Before the so-called first Summer Of Love in 1987, clubbing was dominated by funk and rare groove — the latter a term coined by Norman Jay himself, who had been throwing his Shake ‘N Fingerpop parties since the early ‘80s. “For many people, 1987 was Year Zero,” Norman says. “For my generation of DJs, we looked at that and smiled, cos our dances had been around a decade or two prior to that. So for me, I saw it coming, I embraced it, I loved it and I enjoyed it for what it was, and was grateful and thankful to have been part of it.”
“Acid house was a multi-cultural explosion, it was a time of change,” says Jumpin Jack Frost. “We had people from all backgrounds and cultures coming together and becoming friends.”
Fabio with his dad (left) and baby Fabio (right)
DJ pioneers like Fabio and Grooverider got swept up in the rave revolution, and when they took a residency at Rage at Heaven in the early ‘90s they inadvertently helped create drum & bass with their mash-up sets of breakbeat hardcore, jungle tekno, sped-up hip-hop and bonus beat house rhythm tracks — speeding up tunes and chopping up breaks.
Goldie — whose dad was Jamaican — used to go to Rage with his girlfriend Kemistry and her best mate Storm, and made it his mission to make a record that Grooverider would play at the club. ‘Terminator’ was the result, a game-changing track using time-stretching techniques that helped shape the future for drum & bass — a scene chiefly built by a whole gaggle of ‘children’ from the so-called Windrush generation (Randall, Fab & Groove, Frost, Bryan Gee, LTJ Bukem, Roni Size, Brockie, Goldie, Congo Natty, Ray Keith, etc.). Without these foundation DJs, there would be no drum & bass scene whatsoever.
From Trevor Nelson and his smooth R&B grooves to cats such as Matt ‘Jam’ Lamont, Karl ‘Tuff Enuff’ Brown and Norris ‘Da Boss’ Windross birthing UK garage, first lady of ‘90s house Smokin’ Jo to Imagination’s Leee John in disco-funk and many more, the influence of many Children Of Windrush in building the UK dance scene is immeasurable.
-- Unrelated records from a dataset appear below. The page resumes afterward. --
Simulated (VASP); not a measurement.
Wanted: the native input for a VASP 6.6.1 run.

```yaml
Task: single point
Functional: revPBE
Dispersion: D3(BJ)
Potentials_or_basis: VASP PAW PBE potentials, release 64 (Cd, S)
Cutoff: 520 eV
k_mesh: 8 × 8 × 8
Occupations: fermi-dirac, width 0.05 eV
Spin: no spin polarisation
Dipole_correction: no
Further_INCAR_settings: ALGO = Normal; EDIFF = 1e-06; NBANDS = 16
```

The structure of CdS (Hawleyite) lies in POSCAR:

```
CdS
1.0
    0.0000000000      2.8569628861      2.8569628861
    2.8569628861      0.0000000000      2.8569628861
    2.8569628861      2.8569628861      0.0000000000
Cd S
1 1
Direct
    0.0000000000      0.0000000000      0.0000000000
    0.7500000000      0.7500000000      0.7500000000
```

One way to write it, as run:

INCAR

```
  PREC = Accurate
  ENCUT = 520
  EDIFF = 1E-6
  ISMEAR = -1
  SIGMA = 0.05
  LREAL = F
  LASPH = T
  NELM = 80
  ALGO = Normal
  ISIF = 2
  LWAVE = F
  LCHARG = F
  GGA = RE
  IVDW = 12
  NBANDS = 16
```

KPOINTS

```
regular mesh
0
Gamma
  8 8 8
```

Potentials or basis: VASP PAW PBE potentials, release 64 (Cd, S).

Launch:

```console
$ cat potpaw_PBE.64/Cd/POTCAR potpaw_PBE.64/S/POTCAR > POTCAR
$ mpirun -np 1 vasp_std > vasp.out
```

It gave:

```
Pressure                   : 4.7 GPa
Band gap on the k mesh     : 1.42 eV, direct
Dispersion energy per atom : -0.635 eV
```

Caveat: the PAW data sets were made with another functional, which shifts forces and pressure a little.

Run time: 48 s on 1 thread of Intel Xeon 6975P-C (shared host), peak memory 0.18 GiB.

“My mother is finding it increasingly difficult to navigate her way through the NHS, she is getting constantly asked about her nationality and her tax status — which she paid for over 40 years in the UK! It’s insulting and depressing, and not something I’d expect her to have to put up with in 2018.”
— Ashley Beedle
All the above-mentioned DJs hold British passports and have travelled in and out of the country numerous times DJing internationally. Most of their parents — if they’re still alive — have British passports too, but some, including thousands of the Windrush generation who came to the UK on their parents’ passports, have been caught up in Theresa May’s ‘hostile environment’ policy. This was where, under pressure from UKIP and right-wing papers like the Daily Mail and Daily Express, the Home Office changed the methodology for ‘catching out’ illegal immigrants.
Anyone coming into contact with the NHS, employers and landlords without all their papers intact was suddenly almost criminalised — the onus was on them to prove they were not illegal immigrants, even though they’d maybe lived and worked in the UK for decades. Just before DJ Mag went to press with this article, it was revealed that at least 63 Windrush generation people had been wrongfully deported on Theresa May’s watch. Scores had been sent to detention centres, and literally thousands more have been worried sick by unwanted — and unwarranted — hassle from the authorities. Not so much a scandal as a complete and utter outrage.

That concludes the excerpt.